Is Renormalisation Unique for Physically Measurable Quantities?

[Sunset]

Hi!

you seemed to have simply used H^2 (so you are doing it as if a_1 was one!).[\QUOTE]

Yes I made a mistake here:

$$-ia_{1} H - ia_{2} H^2 + iC a_{1}^2 H^2 [point0] + O(H^3)$$
$$=-iH -5H -i a_{2} H^2 + iC H^2 [point0] + 5iC H^2 [point0]$$

I didn't use a_1=1 but I forgot the "²" : right side is -i(1-5i)H - ia_2H² + iC(1-5i)²H²[point0]
=> a_2=-C(1-5i)²[point0]

all your coefficients a_i will contain expansions in poers of 1/H[\QUOTE]
So that is a contradiction to our assumption that you can expand g in powers of H when the coefficients depend on H!

Best regards

 

[Sunset]

If you haven't said the coefficients can depend on H, I would say the assumption g=f_1G + f_2G² + ... makes the choice M_{0}=-iG unique, because only with this definition you can make M' independant of Lambda.
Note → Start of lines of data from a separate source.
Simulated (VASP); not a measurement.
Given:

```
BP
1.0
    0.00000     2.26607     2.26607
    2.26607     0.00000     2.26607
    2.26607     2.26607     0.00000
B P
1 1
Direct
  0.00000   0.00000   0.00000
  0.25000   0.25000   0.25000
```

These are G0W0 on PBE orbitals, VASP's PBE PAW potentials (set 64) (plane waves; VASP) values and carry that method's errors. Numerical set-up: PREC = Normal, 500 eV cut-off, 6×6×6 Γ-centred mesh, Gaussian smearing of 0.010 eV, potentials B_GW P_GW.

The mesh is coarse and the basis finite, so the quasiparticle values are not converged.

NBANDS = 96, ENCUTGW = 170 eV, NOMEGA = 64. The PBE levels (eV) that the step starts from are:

But you see that this type of definition is a pain because all your coefficients a_i will contain expansions in poers of 1/H and that makes it a pain to work with. This is why defining the amplitude to simply be your coupling constant (as opposed to teh coupling constant plus some number) makes things *much* easier!

After what you say, I have to assume there exist other possible definitions for H than M_{0}=-iH . Here's the interesting point: does a different definition change my predictions?
Remember what I have in mind with "predictions":

By experiment, you can measure the probability for (2Meson/2Meson-scattering to happen for
certain scattering-angles) for different s',t' and u' . You can plot M' in dependence of s (or t or u) and the prediction of our renormalised theory (i.e. there might be seen something else in experiment!) is: there exists a constant G, for which you can fit your curve described by formula (*) to your datapoints, whereas the value of G depends on s0,t0,u0 ! This is not trivial, you may find in experiment that there is no such constant.

I would say NO, because although you have a different expression for M', you will get the same curve. Let's assume - as you said - you can cancel out Lambda when you're defining M_{0}:=-iH-5H . M' is a expression different to (*) depending on H. This time your prediction is, that there exists a constant H for which you can fit your datapoints. This is exactly the same KIND of information, the same essence as before.
The two expressions describe the same curve, only fitting-process might be in some cases more comfortable.

Is it the same principle here? I mean, using a different renormalisation scheme doesn't change the KIND of information, although the way how it is packaged looks a bit different...?

Otoh the choice of renormalization scheme is more a technical issue in the sense that while it does change the results, it just means one of them is approaching some attractor point better than the other as was pointed out earlier. Sometimes you can actually improve the results to even obtain some nonperturbative sectors of the theory.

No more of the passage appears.